Leaving Zanesville (journal entry, 1984)

I drove across country, from Massachusetts to California, round-trip, in 1983 and 1984, on my way to and from the University of California, Irvine, where I studied in the Master of Fine Arts Program in Writing. I kept a journal going west and then east the next year. The cross-country trip is a particular rite of passage for an American. At 29, I was a bit older than a lot of people when they set out on this trip. I captured some of the experience in words, wanting to have a record to go back to years later. I can re-inhabit the car when I return to the notes. Some of the journey was spectacular, visually, and long parts of it were mundane highway scenes. As a whole the experience changed my sense of myself as a person in this country. I had been on jet planes to Los Angeles and Denver, but I had not driven farther south than Virginia and west to Vermont if that's even more west than Virginia by the map. The following is from May 1984 on the return trip to New England. Going west, I had a friend for company and shared driving, but on the route east I traveled alone.----PM

Hot pink sun and blue clouds in the Ohio sky at 6:30 in the morning.

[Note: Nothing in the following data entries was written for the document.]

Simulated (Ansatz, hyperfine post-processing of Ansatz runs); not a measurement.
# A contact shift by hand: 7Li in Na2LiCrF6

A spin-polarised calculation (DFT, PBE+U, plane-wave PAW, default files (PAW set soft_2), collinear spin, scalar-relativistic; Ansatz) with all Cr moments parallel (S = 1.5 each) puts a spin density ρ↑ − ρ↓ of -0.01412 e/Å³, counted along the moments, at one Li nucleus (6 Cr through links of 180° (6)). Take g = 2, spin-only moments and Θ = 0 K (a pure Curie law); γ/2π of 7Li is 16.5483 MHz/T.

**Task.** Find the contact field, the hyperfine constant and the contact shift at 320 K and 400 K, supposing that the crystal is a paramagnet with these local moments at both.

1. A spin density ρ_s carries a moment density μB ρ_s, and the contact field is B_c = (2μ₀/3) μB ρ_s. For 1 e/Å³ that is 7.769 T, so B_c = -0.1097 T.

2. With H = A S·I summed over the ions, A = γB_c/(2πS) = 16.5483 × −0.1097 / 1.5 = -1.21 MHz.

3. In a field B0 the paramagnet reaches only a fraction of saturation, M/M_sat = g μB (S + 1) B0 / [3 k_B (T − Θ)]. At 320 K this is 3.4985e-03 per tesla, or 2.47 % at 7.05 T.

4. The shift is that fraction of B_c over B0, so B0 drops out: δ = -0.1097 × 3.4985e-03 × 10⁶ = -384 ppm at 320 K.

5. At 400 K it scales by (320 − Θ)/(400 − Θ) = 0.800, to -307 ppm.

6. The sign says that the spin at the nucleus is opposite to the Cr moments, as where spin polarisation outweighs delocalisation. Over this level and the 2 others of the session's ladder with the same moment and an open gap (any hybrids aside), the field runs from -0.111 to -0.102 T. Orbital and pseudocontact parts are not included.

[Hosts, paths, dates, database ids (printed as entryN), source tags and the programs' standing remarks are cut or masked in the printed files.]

I’ve been flashing across the states like a glass bullet, yesterday’s piece of the map being Columbia, Missouri, to Zanesville, birthplace of the author Zane Grey, one of my father’s favorites whose western stories were exotic to a young French-Canadian New Englander in a riverside mill city. “Riders of the Purple Sage.” Imagine the mind-pictures that triggered? Just like the movie serials downtown on Saturdays. Now there is Zanesville with frontier and cowboy bric-a-brac for sale. A lariat hangs over the motel's reception desk. Geronimo's portrait down the hall. In the rooms, framed prints of Tombstone, Dodge City, San Antonio, and Cheyenne. 

Rapid travel is dislocating, time and place getting jumbled. I feel the effort on the road, which is so different than plane travel. I’m alone, and paying attention is work of a sort even on smooth interstate lanes. Massive trucks in the rear view mirror keep me alert. These, too, shall pass. They always do.

I had driven through St. Louis close to the large shining silver arch (Gateway to the West), Indianapolis, and Columbus, Ohio, before stopping for the night in Z-ville. The terrain had changed from wide scenes of mid-America to the populated East, landscape greener, grassy, wooded, marked by clearings and buildings, highlands, more middle-sized communities. The Olympics torch run is crossing the country at the same time, but moving opposite my path, east to west.

Today’s route will see me leaving Ohio and pushing ahead to the narrow upper handle of West Virginia, Pennsylvania, then Maryland, another piece of West Virginia in the Allegheny Mountains, and the touchdown in south central Virginia, the piedmont region where one of my brothers teaches at a college.

I don’t think first of Virginia as a Confederate state, but rather as part of the Revolution, the Virginia uprisers in partnership with Massachusetts rebels. It’s Jefferson and Adams first in my mind, not Lee and Grant at Appomattox. I want to visit Monticello, not Richmond. All this national history packed into the eastern seaboard, so much more familiar to me than the roots of California I had been exploring for a year. Mission San Juan Capistrano, founded in 1776, year of the Declaration of Independence by Jefferson and company. Then, slightly north on the freeway, Mission Viejo, essentially a town as a residential project just 13 years old when I got there. Is there any place 13 years old in New England, in Virginia? Out west, America is still becoming itself.